Posts Tagged ‘ripoffs’

Treating consumers with contempt costs you

Saturday, July 17th, 2010

Three quick notes for publishers from the your-dickheadetry-will-cost-you file:

  • New strategy game RUSE is free to try this weekend on Steam, as a method of building interest in the title. Unfortunately, the full game remains Ubi-crippled with Ubisoft’s gamer-hating “log you off if the connection is lost in the middle of a single-player game” DRM (even if you’re running it through Steam) so, I have absolutely no idea whether the full game is any good or not because I’m not going to bother downloading even a trial of it. (And I’m not alone.)

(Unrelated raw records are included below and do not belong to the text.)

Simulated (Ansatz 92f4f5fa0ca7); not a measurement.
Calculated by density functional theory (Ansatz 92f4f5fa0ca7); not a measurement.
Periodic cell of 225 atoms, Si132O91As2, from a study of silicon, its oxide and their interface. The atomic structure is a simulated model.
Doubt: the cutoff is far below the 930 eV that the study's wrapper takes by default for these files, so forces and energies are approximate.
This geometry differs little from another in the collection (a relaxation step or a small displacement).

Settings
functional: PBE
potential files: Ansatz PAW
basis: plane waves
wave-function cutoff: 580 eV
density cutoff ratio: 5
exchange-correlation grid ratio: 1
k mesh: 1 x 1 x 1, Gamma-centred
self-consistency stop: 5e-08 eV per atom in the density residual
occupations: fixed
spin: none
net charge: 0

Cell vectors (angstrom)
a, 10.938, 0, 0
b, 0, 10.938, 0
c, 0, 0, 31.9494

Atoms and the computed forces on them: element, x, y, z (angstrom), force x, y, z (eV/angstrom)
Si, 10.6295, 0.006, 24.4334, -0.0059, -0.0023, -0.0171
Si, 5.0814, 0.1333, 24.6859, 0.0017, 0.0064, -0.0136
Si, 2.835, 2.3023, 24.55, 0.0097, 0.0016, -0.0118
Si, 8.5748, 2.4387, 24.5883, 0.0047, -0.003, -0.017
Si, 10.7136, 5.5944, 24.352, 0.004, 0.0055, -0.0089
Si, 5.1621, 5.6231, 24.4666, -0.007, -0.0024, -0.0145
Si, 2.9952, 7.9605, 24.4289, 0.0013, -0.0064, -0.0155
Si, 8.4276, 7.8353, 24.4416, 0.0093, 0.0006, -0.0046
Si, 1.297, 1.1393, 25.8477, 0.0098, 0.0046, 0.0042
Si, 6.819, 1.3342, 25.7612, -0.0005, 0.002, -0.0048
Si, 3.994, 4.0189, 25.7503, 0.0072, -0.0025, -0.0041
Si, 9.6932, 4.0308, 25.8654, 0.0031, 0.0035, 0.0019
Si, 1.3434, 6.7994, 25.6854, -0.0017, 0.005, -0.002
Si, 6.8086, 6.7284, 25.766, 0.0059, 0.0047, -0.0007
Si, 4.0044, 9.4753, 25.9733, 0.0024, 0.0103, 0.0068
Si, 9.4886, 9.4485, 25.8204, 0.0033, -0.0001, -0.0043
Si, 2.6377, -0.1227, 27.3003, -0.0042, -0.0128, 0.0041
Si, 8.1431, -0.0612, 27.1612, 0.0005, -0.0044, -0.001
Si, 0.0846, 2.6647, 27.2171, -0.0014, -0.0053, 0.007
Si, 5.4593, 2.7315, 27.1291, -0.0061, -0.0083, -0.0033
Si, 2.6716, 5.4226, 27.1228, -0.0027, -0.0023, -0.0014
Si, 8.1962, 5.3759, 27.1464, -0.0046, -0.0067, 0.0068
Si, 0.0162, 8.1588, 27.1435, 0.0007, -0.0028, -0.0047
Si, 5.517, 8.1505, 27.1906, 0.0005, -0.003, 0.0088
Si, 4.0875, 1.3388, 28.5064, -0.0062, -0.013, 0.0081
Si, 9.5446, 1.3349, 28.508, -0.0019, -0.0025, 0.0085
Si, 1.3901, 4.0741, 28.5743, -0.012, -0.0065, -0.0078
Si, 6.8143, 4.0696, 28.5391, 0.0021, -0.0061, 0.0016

  • I was going to give new comedy RPG DeathSpank a go, and went to download it on 360 before realising that there’s no way it’ll fit on my crowded 20GB hard drive. Naturally, I have thus far resisted paying Microsoft’s frankly obscene prices for a drive upgrade, and will thus be downloading the demo and possibly buying the game on PS3, where Sony will get the sweet sweet cash and not Microsoft.
  • Would’ve bought the PC version of Battlefield Bad Company 2 on the recent Steam sale, if Australians weren’t being forced to pay 40% more than every other country. Well done, EA and local distributors – you’ve done yourselves out of another sale. Likewise 2K with its even more obscene 270% markup on the PC version of Borderlands.

I’m just one man, slowly making up for his weakness in buying the MW2 map packs.

Sick of Australian distributors

Monday, June 21st, 2010

Okay, look, I’m still not over the Steam ripoff thing. (Although, with a cousin in London, I did find a way around it for long enough to buy L4D2.) In addition to Civ 5 (50 USD vs 80 USD) there have been a series of sales this week for EA titles which have (ignoring the ridiculousness of additional publisher-based DRM in a Steam title) been spectacularly offensive.

Take Sunday’s sale of Dragon Age: Origins. The 40% off “discount” price in Australia is 40% off the frankly absurd 70 USD so it’s 46.89 USD. Hardly a bargain. The standard, non-sale US price is 39.99 USD, so our “40% off” price is still significantly more than the US standard price – let alone the UK sale price of 13.39 pounds, which works out at 19.82 USD, somewhat less than HALF the Australian “discount” price.

For a digital download that is in all respects identical.

I get that publishers have to add GST to games sold in Australia, but the 10% GST is 10% – considerably less than 110%, being ten percent and not one hundred and ten percent. It’s not much of an excuse for the markups they’re imposing, is my point.

And that’s not even the worst example – according to the steamprices.com top ripoffs page, Steam charges USD 20 for Red Faction Guerilla in the US, but to those stuck behind an Australian IP it charges USD… prepare yourself… are you sitting comfortably? Good, then I will continue… USD 70. (That probably needs to be in a bigger font.) Yup, a markup of 350%. I mean, you’ve almost got to admire the sheer gall of THQ, don’t you? That kind of ripoff is a thing of such spectacular shamelessness that it’s almost thrilling. I’m not going to buy their game, but I might come back and admire its monstrous pricing structure next time I need an emotional shock.

Also, unbelievable regional pricing aside, there’s the issue of the ever more stupid delays in game releases here, highlighted by – who else – Nintendo Australia’s treatment of its flagship titles. Like Super Mario Galaxy 2, which won’t be out here till July. Despite having been released overseas a month ago.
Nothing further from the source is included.